On Thursday, John W. Kelly, the White House Chief of Staff and a retired four-star Marine general, rightly told the world that America’s troops deserved their countrymen’s respect, falsely and wrongly trashed Congresswoman Frederica Wilson, and arrogantly refused to take questions from reporters who lacked a nexus to a fallen American soldier or a Gold Star family. A day later, White House spokeswoman Sarah Huckabee Sanders proclaimed that ex-generals should be immune from criticism, or as she put it, “If you want to get into a debate with a four-star Marine general, I think that’s something highly inappropriate.”

Sorry, but kiss the ring, bend the knee, hail Caesar’s Praetorian is not the American Way. We, the People, pay these pols’ salaries, and they owe us the very same respect that they themselves expect. They also owe us answers. Indeed, when Chuck Schumer, the Senate Minority Leader, is unaware of there being 1,000 U.S. troops in Niger we deserve the truth, like yesterday.

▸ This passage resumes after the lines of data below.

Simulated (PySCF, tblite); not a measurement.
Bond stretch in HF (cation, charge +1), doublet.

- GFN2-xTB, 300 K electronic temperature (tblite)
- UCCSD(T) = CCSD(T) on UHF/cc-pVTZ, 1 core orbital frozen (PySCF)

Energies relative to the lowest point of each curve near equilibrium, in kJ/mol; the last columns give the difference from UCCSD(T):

Past-held rank and nexus to power should not be shields from inquiry. As Gen. H.R. McMaster, the current National Security Adviser and Kelly’s colleague wrote in his book “Dereliction of Duty:” “Failure in Vietnam was the result of a uniquely human failure, a responsibility shared by LBJ, his principal military and civilian advisors. The failures were many and reinforcing: arrogance, weakness, lying in the pursuit of self-interest and above all, the abdication of responsibility to the American people.” In the words of General David Petraeus, generals are “fair game.” It doesn’t get any simpler than that.

Against this backdrop, it is time for us to take a hard look at compulsory national service. Indeed, if the political cacophony surrounding the condolences extended to the family of Sgt. La David Johnson did anything, it was to lay bare the gap between the other one-percent, those Americans who actively serve in our armed forces, and the rest of us. As one lieutenant colonel stationed in Iraq said over a decade ago “we’re at war, America’s at the mall.”

As the tectonic shifts of diversity bring their own political challenges, national service could yield a badly needed common experience. It would also remind us that we all are part of America at a time when political rancor is the rule.

Sadly, with the exceptions of Vermont and Maine, military service has morphed into the province of Red State America, while the chasm in the ethos and demographics of our nation’s service academies on the one hand, and our elite universities on the other, grows ever larger. As retired General Dennis Laich and Colonel Lawrence Wilkerson recently observed, military “deployment burden” crystalizes the “urban/suburban vs. rural divide.”

Let’s be real. Scarsdale isn’t sending their best and brightest to West Point, while there aren’t too many kids from Havre, Montana, roaming the Ivy League. To quote Abraham Lincoln and Jesus, “A house divided against itself cannot stand.”

Practically speaking, national service would mean that once again Americans from all walks of life would get to know each other, North, South, the Coasts, the Great Plains, and the Mississippi Delta. As the tectonic shifts of diversity bring their own political challenges, national service could yield a badly needed common experience. It would also remind us that we all are part of America at a time when political rancor is the rule, and the word “secession” gets bandied about as a threat or an applause line.

National service could also bring the role of the military into proper perspective, as deserving something greater than a shoulder-shrug, but also less than awe. The abstract morphing into reality has a way of doing that.

Universal national service would mean that more Americans would have skin in the game the next time politicians suggest another “excellent” overseas adventure. Fewer op-ed writers and congressmen urging that others make the supreme sacrifice while they sit safely out of harm’s way would be a welcome change.

General Kelly was right in one very important sense, too few privileged Americans bear the burdens of war. Yet the way to address that problem is to engage the rest of us, not to censor or lash out from the White House on live television.